Runners

On-Policy Runner

class rsl_rl.runners.on_policy_runner.OnPolicyRunner[source]

On-policy runner for reinforcement learning algorithms.

__init__(env, train_cfg, log_dir=None, device='cpu')[source]

Construct the runner, algorithm, and logging stack.

Parameters:
  • env (VecEnv)

  • train_cfg (dict)

  • log_dir (str | None)

  • device (str)

Return type:

None

alg: PPO

The actor-critic algorithm.

learn(num_learning_iterations, init_at_random_ep_len=False)[source]

Run the learning loop for the specified number of iterations.

Parameters:
  • num_learning_iterations (int)

  • init_at_random_ep_len (bool)

Return type:

None

save(path, infos=None)[source]

Save the models and training state to a given path and upload them if external logging is used.

Parameters:
  • path (str)

  • infos (dict | None)

Return type:

None

load(path, load_cfg=None, strict=True, map_location=None)[source]

Load the models and training state from a given path.

Parameters:
  • path (str) – Path to load the model from.

  • load_cfg (dict | None) – Optional dictionary that defines what models and states to load. If None, all models and states are loaded.

  • strict (bool) – Whether state_dict loading should be strict.

  • map_location (str | None) – Device mapping for loading the model.

Return type:

dict

get_inference_policy(device=None)[source]

Return the policy on the requested device for inference.

Parameters:

device (str | None)

Return type:

MLPModel

export_policy_to_jit(path, filename='policy.pt')[source]

Export the model to a Torch JIT file.

Parameters:
  • path (str)

  • filename (str)

Return type:

None

export_policy_to_onnx(path, filename='policy.onnx', verbose=False)[source]

Export the model into an ONNX file.

Parameters:
  • path (str)

  • filename (str)

  • verbose (bool)

Return type:

None

add_git_repo_to_log(repo_file_path)[source]

Register a repository path whose git status should be logged.

Parameters:

repo_file_path (str)

Return type:

None

Distillation Runner

class rsl_rl.runners.distillation_runner.DistillationRunner[source]

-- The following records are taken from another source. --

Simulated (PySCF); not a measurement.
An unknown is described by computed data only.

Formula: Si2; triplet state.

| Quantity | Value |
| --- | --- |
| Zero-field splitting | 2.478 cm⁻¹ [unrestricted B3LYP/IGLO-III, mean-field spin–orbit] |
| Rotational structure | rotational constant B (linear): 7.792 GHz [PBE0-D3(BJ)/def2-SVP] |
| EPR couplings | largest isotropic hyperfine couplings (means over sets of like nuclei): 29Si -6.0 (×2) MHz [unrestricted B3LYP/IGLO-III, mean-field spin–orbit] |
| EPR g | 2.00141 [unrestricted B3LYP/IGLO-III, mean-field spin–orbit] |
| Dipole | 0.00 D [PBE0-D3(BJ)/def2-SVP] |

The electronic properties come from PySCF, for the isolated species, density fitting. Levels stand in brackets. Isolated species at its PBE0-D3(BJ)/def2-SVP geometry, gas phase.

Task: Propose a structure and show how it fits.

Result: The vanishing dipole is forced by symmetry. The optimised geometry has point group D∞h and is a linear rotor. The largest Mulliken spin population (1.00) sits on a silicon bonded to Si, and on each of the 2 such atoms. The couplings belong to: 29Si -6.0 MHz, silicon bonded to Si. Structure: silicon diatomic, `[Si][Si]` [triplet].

Distillation runner for student-teacher algorithms.

alg: Distillation

The distillation algorithm.

learn(num_learning_iterations, init_at_random_ep_len=False)[source]

Run the learning loop after validating that the teacher model is loaded.

Parameters:
  • num_learning_iterations (int)

  • init_at_random_ep_len (bool)

Return type:

None